Login Sign up

End-to-end notebook life cycle at Astro Data Lab

Robert Nikutta

Audience level:
Intermediate

Brief Summary

Astro Data Lab (DL) is NOIRLab's science platform, providing free access to ~100 TB of astronomical catalogs and over 2 PB of associated images, plus co-located compute. The main access mode is via Jupyter notebooks using IVOA protocols and DL APIs. Our poster shows the life cycle of DL-curated notebooks from development on Github, to deployment, launching at scale, and testing in our environment.

Outline

The Astro Data Lab [1] science platform is developed and operated at NSF's National Optical-Infrared Astronomy Research Laboratory's (NOIRLab) Community Science and Data Center (CSDC). Free and open access to it's enormous volumes of astronomical data is facilitated in several ways: though web and programmatic APIs, through our own set of authentication/query/virtual-storage clients, or through third-party clients aware of IVOA protocols such as e.g. TOPCAT. However, the major mode for our users is through a dedicated Jupyter notebook server, where all necessary DL APIs and packages relevant for astronomy are pre-loaded with the kernel.
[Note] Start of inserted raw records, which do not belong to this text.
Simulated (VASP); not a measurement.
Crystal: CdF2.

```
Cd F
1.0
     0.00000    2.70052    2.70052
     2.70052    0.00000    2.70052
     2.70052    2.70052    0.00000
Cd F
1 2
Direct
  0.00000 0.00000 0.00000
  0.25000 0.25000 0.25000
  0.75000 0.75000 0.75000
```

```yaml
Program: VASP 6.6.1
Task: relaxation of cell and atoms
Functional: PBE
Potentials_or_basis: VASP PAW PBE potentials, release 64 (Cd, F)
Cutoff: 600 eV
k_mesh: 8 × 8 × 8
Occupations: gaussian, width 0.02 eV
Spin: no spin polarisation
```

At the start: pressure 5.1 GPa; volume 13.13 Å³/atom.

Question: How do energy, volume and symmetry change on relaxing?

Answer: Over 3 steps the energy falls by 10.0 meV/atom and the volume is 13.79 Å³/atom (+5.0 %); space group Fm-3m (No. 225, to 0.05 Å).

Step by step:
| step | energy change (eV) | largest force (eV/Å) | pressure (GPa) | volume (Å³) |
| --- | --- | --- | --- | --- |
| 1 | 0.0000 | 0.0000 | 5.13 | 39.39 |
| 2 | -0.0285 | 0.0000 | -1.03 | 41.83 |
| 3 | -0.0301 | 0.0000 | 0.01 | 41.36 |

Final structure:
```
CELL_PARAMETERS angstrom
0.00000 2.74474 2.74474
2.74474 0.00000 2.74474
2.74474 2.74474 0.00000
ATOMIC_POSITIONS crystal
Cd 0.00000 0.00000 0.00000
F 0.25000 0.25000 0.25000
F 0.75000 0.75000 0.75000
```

To ease the entry barrier and to train our users, the Data Lab team constantly develops and curates a large suite of example notebooks that showcase the capabilities of the science platform. These notebooks range from introductory level, through technical How-To notebooks, to complete end-to-end science examples. The latter typically reproduce a scientific result from the literature, starting with the science question, and going over how to access the required data, carrying out the analysis, and presenting results. Data Lab also encourages its users to contribute interesting science notebooks. We provide a detailed contribution how-to, a notebook template to follow, and offer support in polishing and testing the notebooks.

All development is version controlled on Github [2]. The entire notebook suite is provided to all newly registered users in their account space, and a user can obtain a latest copy anytime from a local repository through a dedicated shell function. This local repository must be kept in sync with the Github master branch. In the past it was a manual and time-consuming process, but we have realized that it can be fully automated with webhooks; Github enables this functionality. Now, whenever a PR is merged into master by a Data Lab team member, a webhook is triggered and sends a beacon to a service endpoint on the Data Lab servers. Our service verifies the beacon's authenticity, and performs a pull from Github into the local repository. Since this local cache is read-mounted in every user's notebook space, the newest notebooks are available immediately to all users.

The final challenge is in testing that all notebooks continue to execute correctly at all times; this is a serious promise to our user community, and quite difficult to guarantee manually, as changes are frequent in the DL-hosted datasets, the DB backend engine and host configurations, and the middleware code base that powers all of Data Lab. We solved this problem with the help of nbconvert and a custom workflow script, which globs for all notebooks to be tested (exclusion patterns are permitted). It executes all notebooks using nbconvert, recording success or failure in the process including any error tracelogs. The script can be executed both in a terminal, and as a "super"-notebook for convenience. Automation is then only a cronjob away.

Our poster lays out the entire notebook life cycle at Data Lab, and explains in detail the technical challenges and solutions that Data Lab has arrived at.

Links: [1] https://datalab.noao.edu [2] https://github.com/noaodatalab/notebooks-latest/